New format of futures and spot linkage

More than a year after its listing, the container shipping index (European line) futures product has been recognized by the industry. According to statistics from the International Futures Industry Association (FIA), the transaction volume of the container shipping index (European line) futures ranked first in the world’s shipping derivatives in 2023, far exceeding other shipping derivatives. It is expected that the container shipping index (European line) futures will remain in the first place in the world in terms of transaction volume in 2024.
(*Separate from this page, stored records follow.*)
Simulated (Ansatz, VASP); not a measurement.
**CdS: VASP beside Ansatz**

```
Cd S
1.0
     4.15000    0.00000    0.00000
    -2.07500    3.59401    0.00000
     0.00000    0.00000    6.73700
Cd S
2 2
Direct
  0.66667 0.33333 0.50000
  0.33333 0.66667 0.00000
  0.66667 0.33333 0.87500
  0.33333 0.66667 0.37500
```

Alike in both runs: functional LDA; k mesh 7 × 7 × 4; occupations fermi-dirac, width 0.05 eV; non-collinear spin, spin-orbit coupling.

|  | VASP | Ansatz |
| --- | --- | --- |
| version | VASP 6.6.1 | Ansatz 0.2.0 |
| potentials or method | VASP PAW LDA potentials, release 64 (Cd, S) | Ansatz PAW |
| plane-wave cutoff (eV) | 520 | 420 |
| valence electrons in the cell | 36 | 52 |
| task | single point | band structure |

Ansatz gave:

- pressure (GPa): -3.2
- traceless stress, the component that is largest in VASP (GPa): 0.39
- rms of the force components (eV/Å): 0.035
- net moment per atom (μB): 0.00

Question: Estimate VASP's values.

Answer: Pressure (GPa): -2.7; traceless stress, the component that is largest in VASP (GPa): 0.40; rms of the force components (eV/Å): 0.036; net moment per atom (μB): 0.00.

The shipping market is full of innovation potential. Based on an in-depth analysis of the futures of the container shipping index (European line), the freight company launched a futures-spot linkage service, which integrates futures into space transactions to form a unique financial product.

At the salon, Shen Shijun, assistant to the president of the freight company, vividly demonstrated the actual effect of the futures-spot linkage model through a transaction case.

In November 2023, the seller’s freight forwarder traded 10TEU with the buyer’s shipper through the April reference quotation of 610 US dollars/TEU through the futures-spot linkage, completing the purchase of space. The freight forwarder then bought the EC2404 contract at the corresponding futures price for hedging. After entering the delivery month, the buyer’s shipper will book a space with the seller’s freight forwarder at 610 US dollars/TEU, and the freight forwarder will close the EC2404 position to achieve hedging. In this process, the freight forwarder’s freight income was US$6,100, the increase in freight costs was the same as the futures profit, and the volatility coverage rate was 102.2%, achieving the expected return. The shipper achieved cost control, and the liner company charged freight according to the spot freight rate level, which was not affected.

In the practice of futures-spot linkage, freight companies remind market participants to pay attention to several key points: the difference between futures-spot prices and spot prices, the distinction between hedging and speculation, and the mastery of financial transactions. These factors are crucial to ensure the smooth progress of transactions and the effective management of risks.